Article: Three Trinitarian Controversies Every Christian Should Know by Adriel Sanchez (original source here)
Adriel serves as pastor of North Park Presbyterian Church, a congregation in the Presbyterian Church in America (PCA). In addition to his pastoral responsibilities, he also serves the broader church as a contributor on the White Horse Inn radio program. He and his wife Ysabel live in San Diego with their three children.
It may surprise you to find out that, generally speaking, everyone in the “Trinitarian controversies” of the ancient church had some sort of doctrine of the Trinity. Worship of the Father, Son, and Holy Spirit was so entrenched in the liturgical life of the church that even those who denied the true deity of Christ still found themselves praying and singing to him! That Christ existed, and was divine in some sense, was not the primary question early on.

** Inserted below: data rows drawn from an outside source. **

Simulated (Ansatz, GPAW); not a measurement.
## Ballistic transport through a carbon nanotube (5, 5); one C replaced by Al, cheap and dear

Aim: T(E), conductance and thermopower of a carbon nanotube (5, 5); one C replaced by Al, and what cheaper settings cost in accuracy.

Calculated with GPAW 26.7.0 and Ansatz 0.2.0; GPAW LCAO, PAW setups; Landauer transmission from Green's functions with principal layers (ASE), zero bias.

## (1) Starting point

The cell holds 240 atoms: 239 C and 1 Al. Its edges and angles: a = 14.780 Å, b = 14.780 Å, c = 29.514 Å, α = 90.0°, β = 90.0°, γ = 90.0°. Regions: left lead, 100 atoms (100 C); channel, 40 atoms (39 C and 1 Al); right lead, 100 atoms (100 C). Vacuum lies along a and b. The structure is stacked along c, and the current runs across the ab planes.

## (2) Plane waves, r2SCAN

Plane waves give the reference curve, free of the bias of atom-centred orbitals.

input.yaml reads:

Throughout the history of the church, Trinitarian controversy has centered on how the Persons of the Trinity relate to one another. Here are three controversies every Christian should be aware of:
1. The Arian Controversy
Arius was a priest in Alexandria during the fourth century. Because of his views, he was excommunicated from the Egyptian church around 320AD. Arius taught that God was absolutely transcendent, and that as such could not have any genuine intersection with the created world.
Although the Arians believed Jesus was divine in some sense, they didn’t understand him to be divine in the same sense as the Father, who alone was the eternal God. Arians confessed that “God has not always been a Father,” and that “once God was alone, and not yet a Father, but afterwards he became a Father.” In other words, God the Son didn’t always exist, and at some point, came into being, making God a Father. This conclusion denies what’s called the eternal generation of the Son, a Christian doctrine that emphasizes the fact that the second Person of the Trinity has always existed—even before his incarnation as Jesus of Nazareth.
According to Arian doctrine, Jesus is the most preeminent creature created by God, but he’s still just an exalted creature! This is not very different from what some sects teach today, like the Watchtower Bible and Tract Society or Jehovah’s Witnesses.
2. The Modalist Controversy
Modalism is a third century Trinitarian heresy often associated with Sabellius of Rome.
The Modalists did not properly distinguish between the Persons of the Trinity; they taught that the Father and the Son were the same Person. Unlike the Arians, they believed in the essential deity of Christ, but they did a bad job of distinguishing him from the Father. In this understanding of the Trinity, the Father, Son, and Holy Spirit are simply different modes of the one God. The Father God of the Old Testament who revealed himself to the patriarchs is the same Person who took on flesh and suffered for mankind.
This failure to properly distinguish between the Persons of the Trinity involved Sabellius and his followers in another dangerous heresy called Patripassianism. This was the idea that the Father suffered on the cross with Jesus. The orthodox Christian view differed from this in that it taught that the Father and the Son participated in the Incarnation in distinct ways, and that only God the Son was incarnate, and suffered for sins.
Today, groups like the Oneness Pentecostal Church teach something similar to ancient Modalism.
3. The Filioque Controversy
Perhaps the most tragic of the Trinitarian controversies, the filioque controversy was at the heart of the split between Eastern and Western Christianity.
The word filioque is a Latin term that means “and the Son,” and it refers to an addition to the Nicene Creed in the section on the Holy Spirit. Originally the Creed stated, “And I believe in the Holy Spirit, the Lord and Giver of life, who proceeds from the Father.” Over time, the Western church began to include the word filioque after “Father,” so that the Creed stated “…proceeds from the Father and the Son.” This addition led to ecclesiastical debates about whether the inclusion of the filioque clause was in line with the apostolic faith.
In the Western church, men like St. Augustine taught that the Spirit proceeded from the Father and the Son.
The differences on this issue between the church in the West and the East were never resolved, however, and ultimately played a part in the Great Schism of 1054 AD, when Cardinal Humbert of Silva condemned the Patriarch of Constantinople. To this day, the church in the East confesses the Nicene Creed without the filioque clause, while the Western church maintains it.
These three controversies don’t exhaust the Trinitarian disputes of the last two thousand years, but they give us a glimpse into how important this doctrine is for the health of the church. In order to rightly worship God, we need to properly describe how he has revealed himself! The orthodox taught that the Son was equal to the Father (unlike the Arians), but that he was also distinct from the Father (unlike the Modalists). They based their teachings on the Scriptures, and the apostolic faith they had received through the liturgical life of the church. We need to be committed to those same Scriptures, and the proper worship of God, so that we too might rightly adore the Father, Son, and Holy Spirit.